Forum –
A review is underway of clause 4.6 of the Standard Instrument LEP document.
This is the clause that gives Council power to approve developments which do not comply with the statutory provisions of the LEP, a provision frequently invoked in a way that causes considerable community concern.
At the present time, the clause permits Council to depart from statutory LEP standards by up to 10 per cent, if the development is still able to “achieve the underlying purpose of the standard”.
There is no definition of what this means in practice, and developers routinely assert that a proposed development meets this criterion, without providing any specific supporting evidence and usually with no more than a few boilerplate platitudes from a computer template.
The proposal is that the provision be changed to require an applicant to demonstrate that contravention of the statutory standard “will result in an improved planning outcome” over what would be achieved by adhering to the standard.
On the face of it, this sounds like a significant step forward, but the question is what will it mean in reality?
It is just as easy for a developer to say that a project will improve the planning outcome as it is to say that a project will meet the goals of the LEP, and, without specific guidelines, the results will be exactly the same as they are now.
Who is to say what an “improvement” is, particularly when compliant projects often produce undesirable community outcomes?
The first requirement of any change should be that all property owners within the zone of affection of a project should be directly informed of the proposal and of the grounds on which the claim of “improvement” is made.
Secondly, there should be measurable criteria against which affected parties can formulate objections to a project.
Thirdly, Council, if it approves a project over objections, should be required (i) to publish and (ii) to directly inform affected parties of the basis on which it has concluded that the project improves LEP outcomes, using the same criteria as those for objections.
At least, the community could not then say that its concerns have been ignored, and it is not beyond possibility that legislation could be changed to allow a public-interest challenge in court on the basis of the approval record.
This is not to say that community objection should override all other considerations.
Parochial self-interest cannot be allowed to obstruct developments that represent a genuine improvement to the city as a whole.
However, the system is now heavily weighted against the voice of those who oppose non-conforming developments, and it is time that the balance was righted.
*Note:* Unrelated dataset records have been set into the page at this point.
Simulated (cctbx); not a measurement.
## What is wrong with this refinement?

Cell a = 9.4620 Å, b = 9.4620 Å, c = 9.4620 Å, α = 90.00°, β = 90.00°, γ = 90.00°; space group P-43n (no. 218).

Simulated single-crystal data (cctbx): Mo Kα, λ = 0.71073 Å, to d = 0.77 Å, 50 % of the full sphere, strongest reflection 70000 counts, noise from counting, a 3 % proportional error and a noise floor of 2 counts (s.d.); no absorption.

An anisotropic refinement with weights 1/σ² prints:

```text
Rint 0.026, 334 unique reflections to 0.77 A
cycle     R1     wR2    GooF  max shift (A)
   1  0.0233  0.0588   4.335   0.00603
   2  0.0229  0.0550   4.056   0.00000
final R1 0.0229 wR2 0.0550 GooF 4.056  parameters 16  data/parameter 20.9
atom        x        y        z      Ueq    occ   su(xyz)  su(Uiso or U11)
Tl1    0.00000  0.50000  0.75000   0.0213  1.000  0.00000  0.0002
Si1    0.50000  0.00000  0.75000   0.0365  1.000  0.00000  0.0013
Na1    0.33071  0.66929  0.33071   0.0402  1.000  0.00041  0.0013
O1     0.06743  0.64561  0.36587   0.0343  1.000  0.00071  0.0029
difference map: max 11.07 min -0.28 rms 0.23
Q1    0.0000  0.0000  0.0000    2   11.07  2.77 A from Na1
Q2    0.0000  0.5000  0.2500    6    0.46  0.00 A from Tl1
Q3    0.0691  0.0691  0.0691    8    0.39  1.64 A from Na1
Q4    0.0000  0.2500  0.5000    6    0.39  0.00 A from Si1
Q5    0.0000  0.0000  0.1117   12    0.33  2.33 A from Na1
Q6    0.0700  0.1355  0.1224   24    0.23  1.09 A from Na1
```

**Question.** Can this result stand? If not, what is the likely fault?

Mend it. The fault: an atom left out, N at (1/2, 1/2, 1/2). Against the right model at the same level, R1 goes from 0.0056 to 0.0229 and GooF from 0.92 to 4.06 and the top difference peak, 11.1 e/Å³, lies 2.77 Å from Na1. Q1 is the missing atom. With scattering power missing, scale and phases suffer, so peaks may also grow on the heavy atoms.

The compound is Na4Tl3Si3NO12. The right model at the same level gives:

Anyone who is concerned about the way non-complying developments are now handled and who feels that the proposed change will achieve little, if anything, should make a submission to the Minister, demanding a more robust and transparent process than is now in place or than is proposed.
The Minister, himself, admits that the present provision introduces the possibility of corruption, so let us be sure that any change closes the door, as effectively as possible, against this suggestion.